Friday, November 23, 2007

Little Nose Johnson Memorial



Little-Nose Johnson always traveled and parked his trailer with the giant Royal Coachman fly mounted on the back side.
But at night, he put it away in a shoe box with his prized foot-long African porcupine quills, and the foot-long fly rods he made from turkey tail feathers.
I more or less inherited the trailer, but I had no place for it, so now it is permanentlty out back on my brother's place as the Little Nose Johnson Family Museum. It is not open to the public, except here.

Monday, November 19, 2007

The Practical Body














There are disadvantages to having legs no longer than a turkey does - like me. But have you ever seen a turkey run?
I don't mean one of those poor white, breast-enhancement victims who can't even copulate without a saddle and a wrangler.
I mean a wild, bronze-'back, native American turkey, as in the song:

"Another man done gone,
like a turkey through the corn".

Wild turkeys can fly, but with those legs they generally don't need to.
The turkeys on our hill roost at night high up in the pines, make just one long flight a day down to the water, and then spend the rest of the day walking and feeding up the hill.
That is the turkey way.
I have often lived that life myself, more or less, and anyway I've got that dark brontasaural leg-meat. Short and Springy are my two legs.
I am especially well proportioned for up or down hill runs, for scooting over rough or broken ground, and through Alders, Brambles, and Buckthorns.

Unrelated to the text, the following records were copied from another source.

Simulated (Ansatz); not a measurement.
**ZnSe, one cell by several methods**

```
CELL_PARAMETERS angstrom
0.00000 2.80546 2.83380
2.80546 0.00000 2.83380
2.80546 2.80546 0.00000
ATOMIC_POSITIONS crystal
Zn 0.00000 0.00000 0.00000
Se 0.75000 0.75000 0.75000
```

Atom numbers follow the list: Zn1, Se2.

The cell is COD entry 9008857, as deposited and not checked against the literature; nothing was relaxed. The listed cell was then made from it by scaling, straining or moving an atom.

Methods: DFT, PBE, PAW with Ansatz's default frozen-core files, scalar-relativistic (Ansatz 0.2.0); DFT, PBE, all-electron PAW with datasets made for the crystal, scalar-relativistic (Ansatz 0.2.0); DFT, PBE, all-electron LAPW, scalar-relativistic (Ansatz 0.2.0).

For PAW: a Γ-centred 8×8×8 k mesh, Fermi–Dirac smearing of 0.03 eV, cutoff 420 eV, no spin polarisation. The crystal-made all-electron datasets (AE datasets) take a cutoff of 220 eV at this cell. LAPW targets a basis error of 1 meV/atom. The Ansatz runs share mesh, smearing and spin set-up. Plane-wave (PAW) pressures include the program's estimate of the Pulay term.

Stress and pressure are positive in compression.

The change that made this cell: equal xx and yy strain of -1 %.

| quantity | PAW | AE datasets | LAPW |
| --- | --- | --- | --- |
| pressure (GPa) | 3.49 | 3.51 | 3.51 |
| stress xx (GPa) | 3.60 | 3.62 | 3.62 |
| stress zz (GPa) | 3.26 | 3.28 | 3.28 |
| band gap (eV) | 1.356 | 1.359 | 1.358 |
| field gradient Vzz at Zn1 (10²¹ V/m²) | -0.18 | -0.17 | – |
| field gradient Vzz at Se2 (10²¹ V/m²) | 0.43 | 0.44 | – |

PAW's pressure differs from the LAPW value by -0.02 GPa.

Yeah, but beyond pedestrian activities, my unusual proportions have been a big natural advantage in about everything I have chosen to do: which does not include pushing your normal height wheelbarrow, but does include writing with this here laptop computer. I can sit on the floor of my little house with the clam shell open on my shins and adjust the screen-angle with my feet, like I just did. Or I can stand with it open on the feed bowl and rock around it typing like Jerry Lee Lewis, like I am doing now.
This thing is my best toy or tool since my Magic Slate . I am glad that we left it open under a leaking skylight so that my brother had to get a new one, and fix this one up for me.
Years ago, in the seventies, I taught myself to type using four finger (six if you count the thumbs) pecking and punching a manual acoustic Remington office machine abandoned by the Cornell English Department when they went electric. It was in Alan Pike's Goldwyn Smith Hall office way upstairs in the garret. That's where l wrote the Little book of Wise Cracks which I xeroxed, and sold on the street. It was all short and to the point, not that many words, and not much typing really. Now, if I type for hours at a time with this computer on my lap ( no matter how well proportionally I am suited to it) I get stiff as yesterdays deceased, even if I am sitting straight. I don't see how all those big-leg professional writers and typers in offices
can endure to lay it down all day like factory chickens. Writing couldn't be a very healthful profession. I would rather be roofing.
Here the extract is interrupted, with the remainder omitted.